Transitional Bilingual ESL

Having started  a new position in a Middle School fairly recently, I found the routine — waking up at 6:15 am, showering , getting the boys ready for school, and driving to work around 15 minutes away — to be quite taxing, both physically and mentally. As a bilingual teaching aide, I wouldn’t say that my work profile is one where there is pressure, or the burden of being accountable to anyone and everyone. But, since I have been primarily hired to assist two boys –brothers– who have very limited knowledge of English, with all their schoolwork, I wouldn’t say that it’s a walk in the park, either.

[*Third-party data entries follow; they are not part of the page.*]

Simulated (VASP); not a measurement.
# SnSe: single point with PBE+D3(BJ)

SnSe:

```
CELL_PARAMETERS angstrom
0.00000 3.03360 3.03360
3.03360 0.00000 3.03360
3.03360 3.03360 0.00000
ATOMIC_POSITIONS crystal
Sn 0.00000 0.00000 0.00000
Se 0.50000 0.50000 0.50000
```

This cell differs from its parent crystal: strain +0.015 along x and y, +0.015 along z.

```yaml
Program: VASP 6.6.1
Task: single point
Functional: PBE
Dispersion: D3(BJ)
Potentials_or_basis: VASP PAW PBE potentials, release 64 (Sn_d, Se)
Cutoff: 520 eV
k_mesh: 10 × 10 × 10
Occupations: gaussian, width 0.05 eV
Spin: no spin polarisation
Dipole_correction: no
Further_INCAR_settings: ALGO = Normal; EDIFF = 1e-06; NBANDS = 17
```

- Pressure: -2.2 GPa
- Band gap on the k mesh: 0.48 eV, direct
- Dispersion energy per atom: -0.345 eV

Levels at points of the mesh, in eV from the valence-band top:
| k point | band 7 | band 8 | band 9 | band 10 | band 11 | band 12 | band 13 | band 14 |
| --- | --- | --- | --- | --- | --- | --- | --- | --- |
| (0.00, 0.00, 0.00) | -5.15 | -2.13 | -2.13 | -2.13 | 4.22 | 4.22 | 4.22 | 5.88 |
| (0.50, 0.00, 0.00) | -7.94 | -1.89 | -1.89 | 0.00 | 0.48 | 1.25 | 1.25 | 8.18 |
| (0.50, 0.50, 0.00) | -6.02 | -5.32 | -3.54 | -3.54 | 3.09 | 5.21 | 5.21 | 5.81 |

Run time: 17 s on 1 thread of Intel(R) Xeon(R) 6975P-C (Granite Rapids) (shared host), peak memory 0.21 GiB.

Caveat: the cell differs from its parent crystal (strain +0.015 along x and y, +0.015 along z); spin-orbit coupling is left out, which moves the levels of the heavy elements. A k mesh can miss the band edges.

For one, I need to go to the boys’ classes with them. And everyday, I alternate between sixth grade and eighth grade classes, as one brother started in the sixth grade this Fall, and the other, in eighth. Now this entails more than just  a little walking. I don’t believe in using step counting wristbands or apps, but I am sure that I must be trotting up more than six or seven thousand steps during school hours. I tried doing it in heels, and boy, was it a pain (pun intended)! I was massaging my aching feet for a full hour once I got home. So, through dint of sheer agony, I have learned to dress comfortably for work, and to always wear sensible shoes. Fashion and stilettos be damned.

Furthermore, I have taught myself to regulate my food intake. No intermittent snacking , no matter how peckish one might be feeling. For, we have precisely two minutes transition time between periods, and if your stomach is growling, you just have to ignore it and keep going until lunch. And, I am well on my way to the Kegel’s Hall of Fame for Women. I can now constrict my, ahem,  *****al muscles rather well, and hold it in for at least an hour after the urge to go first enters my head.

Meditation is a skill I have yet to learn, but I know how to stay focused and on-task for an entire forty-minute school period. And, I am now well-versed in Hammurabi’s Code. In fact, I am even fascinated with the Babylonians. They were pretty cool people, what with inventing the Cuneiform script and all.

Also, with each passing day, I find myself becoming more adept at solving  word problems using tape diagrams, double number lines, and tables. In India, they never really taught us Math concepts by utilizing visual methods like tables and number lines. It is actually quite an effective way to learn about fractions, ratios, and per cents.

In science class, I am helping my charges learn about force and velocity, mass, and potential energy. I am learning about the connection between magnetic fields and potential energy. I think I am lucky to be getting exposed to concepts beyond the usual kinetic energy, potential energy, and velocity.

Last but not least, I even accompany my sixth grader to his fifth period Art class. You may be wondering as to why a student would need bilingual support in a sixth grade art class. In fact,  I need to translate quite a bit for him, making sure he understands the art teacher’s instructions. A couple of times I was in the bathroom right at the beginning of class (I hadn’t mastered my Kegel’s by then),  and my student, unable to catch most of what the teacher was saying,  ended up drawing the wrong thing the wrong way and had to start over.  Needless to mention, the art teacher was not pleased. So, now I make sure that I am never late to Art, and translate the teacher’s expectations to my student in detail.

In this account, I have not included what I do with my eighth grader during his Health class, or how I help the boys complete their language arts assignments. But I am sure that you, the reader has been able to get a pretty good sense of what I do in my capacity as a Bilingual Aide.

It is physically tiring, and I need at least an hour of downtime once I get back home at around 3:15. Sometimes, I also feel depleted of mental energy, especially if, despite my best efforts at doing so, my students don’t seem to be motivated to accomplish over and above the bare minimum required for them to stay afloat. In these moments, I remind myself that this isn’t easy for them, either. Moving halfway across the earth, having to negotiate a new world in an unfamiliar language can be nothing but overwhelming. And, if we, them and I, keep working at it, we will get there.